SubgraphX

class dgl.nn.pytorch.explain.SubgraphX(model, num_hops, coef=10.0, high2low=True, num_child=12, num_rollouts=20, node_min=3, shapley_steps=100, log=False)[source]

Bases: torch.nn.modules.module.Module

SubgraphX from On Explainability of Graph Neural Networks via Subgraph Explorations <https://arxiv.org/abs/2102.05152>

It identifies the most important subgraph from the original graph that plays a critical role in GNN-based graph classification.

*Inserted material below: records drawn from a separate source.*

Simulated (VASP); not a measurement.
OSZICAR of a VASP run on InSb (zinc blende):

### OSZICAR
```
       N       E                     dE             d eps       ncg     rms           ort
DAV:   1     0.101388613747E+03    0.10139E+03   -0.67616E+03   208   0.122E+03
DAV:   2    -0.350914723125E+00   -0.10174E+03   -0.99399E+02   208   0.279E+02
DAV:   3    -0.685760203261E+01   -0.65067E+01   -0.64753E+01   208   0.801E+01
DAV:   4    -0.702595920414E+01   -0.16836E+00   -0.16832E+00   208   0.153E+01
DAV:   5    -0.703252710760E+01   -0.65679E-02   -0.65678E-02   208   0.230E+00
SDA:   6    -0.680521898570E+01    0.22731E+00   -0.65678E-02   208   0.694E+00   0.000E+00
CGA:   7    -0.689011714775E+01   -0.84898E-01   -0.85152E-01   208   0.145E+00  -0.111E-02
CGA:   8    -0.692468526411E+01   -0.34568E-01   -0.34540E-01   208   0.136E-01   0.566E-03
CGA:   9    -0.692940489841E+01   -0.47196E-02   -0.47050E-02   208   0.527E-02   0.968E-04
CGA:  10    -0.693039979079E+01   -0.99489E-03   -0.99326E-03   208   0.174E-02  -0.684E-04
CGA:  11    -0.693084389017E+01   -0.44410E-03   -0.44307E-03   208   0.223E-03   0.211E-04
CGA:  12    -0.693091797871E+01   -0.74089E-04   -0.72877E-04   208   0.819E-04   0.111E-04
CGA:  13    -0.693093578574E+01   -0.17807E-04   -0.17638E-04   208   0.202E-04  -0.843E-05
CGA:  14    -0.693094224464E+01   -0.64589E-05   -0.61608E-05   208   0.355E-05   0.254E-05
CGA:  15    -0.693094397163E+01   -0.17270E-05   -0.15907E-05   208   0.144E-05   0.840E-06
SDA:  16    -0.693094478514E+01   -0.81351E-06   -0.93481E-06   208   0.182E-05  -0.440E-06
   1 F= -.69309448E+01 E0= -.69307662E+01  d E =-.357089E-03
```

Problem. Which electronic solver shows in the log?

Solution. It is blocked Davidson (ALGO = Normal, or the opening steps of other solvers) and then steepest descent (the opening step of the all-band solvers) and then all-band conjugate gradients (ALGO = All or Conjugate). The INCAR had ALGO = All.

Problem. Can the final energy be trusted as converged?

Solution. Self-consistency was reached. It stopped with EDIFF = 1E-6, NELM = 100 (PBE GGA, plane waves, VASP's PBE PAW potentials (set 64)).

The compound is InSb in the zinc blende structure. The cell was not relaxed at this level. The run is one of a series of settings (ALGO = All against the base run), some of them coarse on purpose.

It employs Monte Carlo tree search (MCTS) in efficiently exploring different subgraphs for explanation and uses Shapley values as the measure of subgraph importance.

Parameters
  • model (nn.Module) –

    The GNN model to explain that tackles multiclass graph classification

    • Its forward function must have the form forward(self, graph, nfeat).

    • The output of its forward function is the logits.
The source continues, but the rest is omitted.